Females on the Force

Women in Pinal County law enforcement, from left, include CGPD aide Christian Western, Eloy police Officer Calvina Singleton, CGPD Sgt. Onishia Noland, CGPD Officer Tisa Ellsworth, CGPD aide Sabrina Liban and CGPD Officer Hannah Fox.

On Sunday we published a three-story package focusing on the diversity, or lack of it, among law enforcement agencies in Pinal County and Arizona.

And some of the responses were disturbing.

Some readers commenting on social media expressed the opinion that diversity doesn’t matter. Even Casa Grande Police Chief Mark McCrory reflected this viewpoint when he said his department only tries to hire the best applicants. And the largest law enforcement agency, the Pinal County Sheriff’s Office, doesn’t even keep track of the demographics of its staff.

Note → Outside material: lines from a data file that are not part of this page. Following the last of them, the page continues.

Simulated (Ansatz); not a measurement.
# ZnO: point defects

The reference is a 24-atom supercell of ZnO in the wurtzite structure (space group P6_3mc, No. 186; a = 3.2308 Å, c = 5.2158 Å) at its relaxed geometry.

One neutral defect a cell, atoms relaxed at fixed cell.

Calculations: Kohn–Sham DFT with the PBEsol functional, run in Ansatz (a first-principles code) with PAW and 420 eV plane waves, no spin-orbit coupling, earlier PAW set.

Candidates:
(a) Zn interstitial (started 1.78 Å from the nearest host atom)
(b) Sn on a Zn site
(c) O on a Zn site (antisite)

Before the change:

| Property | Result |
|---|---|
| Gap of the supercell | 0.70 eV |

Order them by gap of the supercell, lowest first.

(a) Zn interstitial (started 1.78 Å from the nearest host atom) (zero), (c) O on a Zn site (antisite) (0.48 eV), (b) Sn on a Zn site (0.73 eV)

I learned long ago that having a newsroom staff that reflected the community it serves through ethnicity and gender wasn’t a matter of political correctness. It made good business sense by allowing us to do our jobs better.

A major part of news reporting is getting people to talk to you. And oftentimes people feel more comfortable talking to people who are like them.

You can say that shouldn’t matter, but it does.

It is the same with law enforcement, especially when it comes to gender.

Domestic violence is a big problem in Pinal County and is often the root source of police shootings, or even violence against officers. Every police officer will tell you the most dangerous calls are domestic violence ones. Officers and prosecutors also say they are most frustrated by the fact many victims refuse to press charges against the perpetrators, or even talk to officers about the situation.

Most of these victims are women.

More than 10 million Americans are victims of physical violence by an intimate partner every year, according to the National Coalition Against Domestic Violence. A 2014 Bureau of Justice Statistics survey reported that domestic violence accounts for more than 20 percent of all violent crimes.

One way to help reduce crimes against women is to hire more female officers, according to Deborah Friedl, vice president of the International Association of Women Police Officers.

The Casa Grande Police Department has only four women on its force. PCSO has 11, but that only accounts for 7 percent of the force.

According to a 2016 article in The Atlantic, research shows that the best way to reduce rates of violence against women is to hire more women officers.

Female officers are less authoritarian, less reliant on physical force and more effective at defusing violent confrontations, writes Katherine Spillar, director of the National Center for Women and Policing, in a 2015 article in the Washington Post.

“Women bring a different skill set to the job,” Eloy Officer Calvina Singleton told reporter Heather Smathers for our stories. “They (suspects) react different to women,” noting that as a woman she’s not naturally testing their bravado.

Women officers have been shown to be more effective specifically in domestic violence scenarios. Results from a 2016 report, which used crime-victimization data to examine U.S. policing between the late 1970s and early 1990s, suggest women may be more comfortable reporting domestic violence to female officers.

According to the report, published by the University of Virginia, areas with higher female representation experienced higher rates of reporting domestic violence. Authors claim more reporting helped reduce rates of repeated domestic violence and contributed to a decline of nonfatal domestic abuse and intimate partner homicide.

Studies also show that female officers may take reports of domestic violence more seriously. A 2017 study titled “The Victims’ View: Domestic Violence and Police Response” found that women officers were less likely than male officers to ignore victims who made repeated calls to the police over time.

The Eloy Police Department has the most female officers in the county, accounting for 28 percent of the force.

The fact CGPD only has four female officers is reflected in the chief’s attitude. You can’t just wait for qualified females to apply, you must recruit and market to women.

Recently I was at LA Fitness during my lunch hour, and the Arizona Department of Corrections had an officer there with a table of material talking to people about a career as a corrections officer. Most of the people in the gym at that time were women.

The DOC gets it. You must go out and find the females who may be qualified and inclined to pursue a career in law enforcement and encourage them to do so. Incentives should be offered, such as education reimbursements, child care subsidies or even on-site child care facilities.

Overall, women account for only 10 percent of the law enforcement agencies that provided data to Heather for her stories. That is a dismal record. It also is a reflection of laziness on the part of the administrations.

If the law enforcement agencies are serious about reducing domestic violence and its escalating circumstances, then they need to do something about the gender makeup of their forces.